It Takes Teamwork to Identify Safety Challenges

Have you heard the one about the Dutch pilot, British air traffic controller, Austrian aircraft designer, Welsh procedures writer, and American regulator in a room? Well, it is neither a joke nor a funny story. It is a working group of the European Union Aviation Safety Agency (EASA). The team above is part of the EASA Human Factors (HF) Collaborative Analysis Group (CAG). The work, completed in June, is exemplary of the continuing effort of industry-government to cooperate on safety management. Another version of this story is reported in the 2019 3rd Quarter FAA Maintenance Human Factors Newsletter.                                                                                                                   

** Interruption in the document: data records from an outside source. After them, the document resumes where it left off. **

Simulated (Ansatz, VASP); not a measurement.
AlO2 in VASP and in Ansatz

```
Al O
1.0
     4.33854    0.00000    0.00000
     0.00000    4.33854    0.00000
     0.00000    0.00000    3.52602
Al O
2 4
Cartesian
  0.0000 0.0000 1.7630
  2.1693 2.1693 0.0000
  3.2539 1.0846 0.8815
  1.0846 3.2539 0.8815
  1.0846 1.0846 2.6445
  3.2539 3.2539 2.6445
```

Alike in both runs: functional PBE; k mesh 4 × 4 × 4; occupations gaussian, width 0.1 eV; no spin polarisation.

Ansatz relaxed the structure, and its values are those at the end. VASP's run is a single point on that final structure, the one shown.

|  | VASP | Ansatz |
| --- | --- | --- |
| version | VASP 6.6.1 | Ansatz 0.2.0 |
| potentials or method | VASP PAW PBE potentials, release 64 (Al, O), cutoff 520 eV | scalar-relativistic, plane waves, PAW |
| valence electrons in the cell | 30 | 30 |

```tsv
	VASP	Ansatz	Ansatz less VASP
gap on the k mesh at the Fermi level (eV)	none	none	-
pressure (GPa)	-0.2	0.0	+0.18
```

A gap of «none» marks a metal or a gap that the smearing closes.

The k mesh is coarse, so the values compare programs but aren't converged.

The EASA HFCAG is one of many sources of information to define the European Plan for Aviation Safety (EPAS). The EASA website for the EPAS emphasizes that a key goal of the Safety Management plan is to manage risk. That includes identifying and prioritizing hazards and establishing mitigation plans. Committees like the HFCAG help offer content-specific advice and recommendations. The HFCAG, with about 40 active delegates, is comprised of industry, academic and government human factors specialists. The group includes highly-experienced designers, engineers, pilots, scientists, maintenance organizations, labor organizations and others. Most delegates are from European Union (EU) countries, but that is not a requirement.  FAA usually has two representatives, usually personnel from the Chief Scientific/Technical Advisory program.

For the current EPAS planning period, the Human Factors CAG prioritized four areas on which to provide specific assessment and guidance (shown below). Each of these target areas had a small group dedicated to assessing the risks and recommending potential mitigation solutions.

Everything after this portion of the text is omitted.